Define "better" ? What are we measuring ? Instant self gratification ? Long term emotional independence ?


The article goes on to say what the author thinks is bad about this:

> We’re not raising emotionally intelligent kids. We’re raising kids to navigate human unpredictability as if it’s a design flaw. Because when you grow up with a machine that always gets you, messy human behavior feels broken. We’re not preparing kids to handle people.

I don’t think there’s anything wrong with escaping into fantasy in the right time and place, but young kids (and even well-adjusted adults) can have problems self-moderating and letting fantasy substitute for engaging with reality.

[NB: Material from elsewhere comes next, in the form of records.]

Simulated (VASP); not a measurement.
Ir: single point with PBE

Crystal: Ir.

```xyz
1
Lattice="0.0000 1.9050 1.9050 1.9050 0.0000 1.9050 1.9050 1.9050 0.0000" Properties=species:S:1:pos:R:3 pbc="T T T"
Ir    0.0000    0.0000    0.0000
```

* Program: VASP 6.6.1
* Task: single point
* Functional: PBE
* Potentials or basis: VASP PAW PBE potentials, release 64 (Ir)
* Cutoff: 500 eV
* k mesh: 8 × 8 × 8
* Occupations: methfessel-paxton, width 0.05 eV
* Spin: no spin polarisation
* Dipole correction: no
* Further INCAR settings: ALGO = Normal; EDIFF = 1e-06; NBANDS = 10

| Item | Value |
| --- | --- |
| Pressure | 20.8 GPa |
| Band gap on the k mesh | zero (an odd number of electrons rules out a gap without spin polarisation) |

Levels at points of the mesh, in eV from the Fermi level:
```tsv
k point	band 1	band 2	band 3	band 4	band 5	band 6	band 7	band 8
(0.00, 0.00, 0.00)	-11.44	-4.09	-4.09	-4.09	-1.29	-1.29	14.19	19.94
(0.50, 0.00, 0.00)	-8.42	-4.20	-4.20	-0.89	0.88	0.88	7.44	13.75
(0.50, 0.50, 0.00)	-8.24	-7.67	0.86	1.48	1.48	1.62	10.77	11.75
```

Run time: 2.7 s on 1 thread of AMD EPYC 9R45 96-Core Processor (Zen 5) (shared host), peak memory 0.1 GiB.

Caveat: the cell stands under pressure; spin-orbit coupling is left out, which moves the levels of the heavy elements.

My theory is it’ll make children more anxious when the cookie-cutter nearly perfect schema is broken.

We need rough edges, we need some level of inconsistency.

If a child is grown up on machine, they’ll prefer machine for friends, dating, colleagues.

We’re already seeing a subset of the population who are less physically social turn to AI to fill the gap. Not necessarily a bad thing for adults, but preferring machine over humans in place of friends during a childs most formidable years is a recipe for societal disaster.


> And what’s bad about this? Maybe humans need to rethink their behavior if machine is better?

What is bad about this is that we exist in a real world, with other imperfect humans that we need to learn to interact with, and sometimes very tough social situations we will have to learn to navigate

Children who are overly coddled and never challenged grow up to become insecure, entitled adults. They expect everything to continue coddling them forever

> A calm voice that never judges

If you are never judged, you never improve


> what’s bad about this?

What's bad about this is when these children would need to fit inside a certain circle with other people, who don't behave like machines do. Circle like school, work, or family. These children might have issues accommodating there.

You may then ask, "maybe humans don't need schools, work, or families," but that would be a different conversation.


> – an answer that always fits what they needed to hear

So ... that makes the machine better?

I believe the term for a human that acts like that is:

https://en.wikipedia.org/wiki/Sycophancy


Parenting is not a mere inconvenience to be automated away. It is a part of what makes us human.


> Whole article is just authors screaming insecurity.

I have yet to see a single AI proponent commit to giving their kid over to AI, if they even have one. SV CEOs are sending their kids to hardcore techfree schools and limiting their own kids access to their tech, all while insisting AI and their tech poses no risk at all to kids and that any reservations are "fear mongering."


I'm sorry but your take is just too stupid to ignore, and I apologize in advance because ad hominem is not my goal.

I'll boil this down to the simplest possible explanation of why your statement is idiotic -- children who are trained to prefer AI, will never learn how to form friendships with their peers (aka other children, who won't always give perfectly timed emotional responses or always be calm or always answer what they need to hear). Other children are not able to "rethink their behavior" yet because they are children still.

A world in which, I ask my child "do you want to play with Timmy next door, or stay inside and play with Alexa/Siri/etc." and my child always prefers to pick Alexa, is one of the most dystopian outcomes I could possibly imagine for childrearing.

Forming friendships and human connections is a skill. Learning new skills is hard and not always fun. A soothing AI companion that always says what you want to hear, is going to trap children in a dopamine loop that prevents that kind of social skill development from ever happening.


AI replaces piece of shit adults that surround them, not other children.


That's very naive. AI replaces any and all "less fun" forms of interaction, for children who are too undeveloped to appreciate any goal/metric besides "fun". Meeting new unfamiliar kids is not fun, ergo kids will fallback to the known-safe, comfortable, fun companion that is AI.

If you believe the argument makes enough sense to justify replacing adults, then why do you think children will still want to play with each other, instead of just playing with AI? If anything, other children are MORE likely to display shitty behaviors than adults, given that you know, they're fucking children who don't know any better.

Have you spent any time around children?


> Have you spent any time around children?

I’ve spent years being one.


Years ago back when there was no AI biasing your interactions with other children... The entire argument is that the new generations don't have the same opportunity to form friendships in an unfettered way like you did in your childhood, because of the pervasive influence of AI that didn't exist during your own childhood.


A child conditioned by a machine that always placates them and caters to every desire in the most perfect way is NOT preparing them for an imperfect world full of random human interaction. If you dont understand this you have a problem you need to address that is easily fixed by going outside.


> If you dont understand this you have a problem you need to address that is easily fixed by going outside.

It is precisely because I go outside why I consider AI superior teacher.


Keep hiding from the real world then. Thing is, the real world will never go away. Technology can.